A Jewish Guide To Fairtrade
The Fairtrade Foundation
I’ve long been grateful that Fairtrade exists. It makes me feel less like a thief when I go shopping. I’m doubly appreciative now, with the publication of this Jewish Guide, which relates the principles of fair trade to Jewish ethics, rooting them in textual sources and listing kosher Fairtrade foods.
I’ve often wondered what we would put in our shopping trolleys if, the moment we touched an item in the supermarket, we could see a film portraying the conditions in which it was produced, who toiled to grow it and at what environmental cost it was transported to the shelf.
Fairtrade was created to address such issues. The movement grew in Europe in the 60s with slogans like “Trade not Aid”, (Maimonides’s first principle of charity in a sound-bite). In 1997 Fairtrade Labelling Organizations International was formed, leading to the familiar Fairtrade logo. FLO monitors standards and sets the key messages: a just price for farmers, sustainable farming methods and a Fairtrade premium which local participants decide how to use — whether for improving schools, ensuring clean water or developing farming methods.
This booklet skilfully links Fairtrade principles to Jewish sources from the Bible to Maimonides. Verses like “You shall not abuse a needy or destitute labourer” become an immediate challenge, addressing key moral issues around consumer culture. An excellent tool for study, it also provides wide-ranging resources, including books, web addresses, recipes and ideas for games. It tells us how to become Fairtrade homes, shuls, schools and youth movements. Remarkably, the publication carries the logos of all the synagogue movements.

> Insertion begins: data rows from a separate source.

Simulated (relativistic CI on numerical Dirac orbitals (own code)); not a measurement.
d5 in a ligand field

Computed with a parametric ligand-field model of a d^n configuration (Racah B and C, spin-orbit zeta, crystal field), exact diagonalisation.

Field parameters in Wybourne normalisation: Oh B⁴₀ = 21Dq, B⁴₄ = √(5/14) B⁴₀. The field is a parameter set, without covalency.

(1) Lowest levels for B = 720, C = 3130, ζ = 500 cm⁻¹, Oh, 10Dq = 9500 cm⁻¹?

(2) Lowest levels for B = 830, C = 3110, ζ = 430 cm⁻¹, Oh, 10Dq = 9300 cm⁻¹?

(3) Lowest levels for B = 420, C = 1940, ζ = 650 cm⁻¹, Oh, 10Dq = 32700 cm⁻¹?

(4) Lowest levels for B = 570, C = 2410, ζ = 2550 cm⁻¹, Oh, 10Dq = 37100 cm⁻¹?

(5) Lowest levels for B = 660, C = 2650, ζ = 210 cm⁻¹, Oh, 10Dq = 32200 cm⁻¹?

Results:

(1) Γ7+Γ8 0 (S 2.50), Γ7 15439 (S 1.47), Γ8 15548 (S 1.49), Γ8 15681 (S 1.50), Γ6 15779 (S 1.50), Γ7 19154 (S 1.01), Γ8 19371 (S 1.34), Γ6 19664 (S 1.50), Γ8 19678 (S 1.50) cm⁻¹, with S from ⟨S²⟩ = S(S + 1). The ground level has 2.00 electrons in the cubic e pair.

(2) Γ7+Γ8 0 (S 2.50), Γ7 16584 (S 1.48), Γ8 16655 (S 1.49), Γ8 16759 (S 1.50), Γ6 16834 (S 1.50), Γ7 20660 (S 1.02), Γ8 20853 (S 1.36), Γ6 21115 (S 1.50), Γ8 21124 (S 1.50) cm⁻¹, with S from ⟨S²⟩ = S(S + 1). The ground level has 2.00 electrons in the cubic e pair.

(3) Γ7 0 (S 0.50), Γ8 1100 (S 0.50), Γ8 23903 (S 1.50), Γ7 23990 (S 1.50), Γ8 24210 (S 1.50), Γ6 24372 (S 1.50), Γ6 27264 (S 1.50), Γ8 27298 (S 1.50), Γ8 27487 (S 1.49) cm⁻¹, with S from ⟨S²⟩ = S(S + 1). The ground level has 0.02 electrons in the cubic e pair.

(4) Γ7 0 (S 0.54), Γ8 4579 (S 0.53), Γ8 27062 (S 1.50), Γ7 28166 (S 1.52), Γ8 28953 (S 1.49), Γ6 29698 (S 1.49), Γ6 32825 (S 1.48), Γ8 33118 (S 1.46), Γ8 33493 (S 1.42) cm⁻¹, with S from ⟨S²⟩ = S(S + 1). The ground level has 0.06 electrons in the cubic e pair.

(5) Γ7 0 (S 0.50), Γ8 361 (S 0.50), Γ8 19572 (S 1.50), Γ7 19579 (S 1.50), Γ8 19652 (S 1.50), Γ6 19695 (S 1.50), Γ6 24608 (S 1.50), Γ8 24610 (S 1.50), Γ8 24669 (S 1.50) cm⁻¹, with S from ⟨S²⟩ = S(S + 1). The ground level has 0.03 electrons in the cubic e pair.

The booklet considers dilemmas which have long made Jewish ethical shoppers pause: do I buy local, Israeli or Fairtrade? (There’s no major overlap, it suggests.) It lists kosher Fairtrade products, enough to make not only morning tea or coffee, but the fruit bowl, spice rack and gifts of chocolates, inter alia, moral decisions. There are Fairtrade clothes (including kippot, see picture) and even footballs; the black, blue and yellow logo should soon be seen on the T- shirts of Jewish summer camps.
The art of Judaism has always been to turn comprehensive values into everyday actions through the daily mitzvot which govern how we eat, greet and treat each other. If this is the case, buying Fairtrade is not just another consumer choice; it is a mitzvah.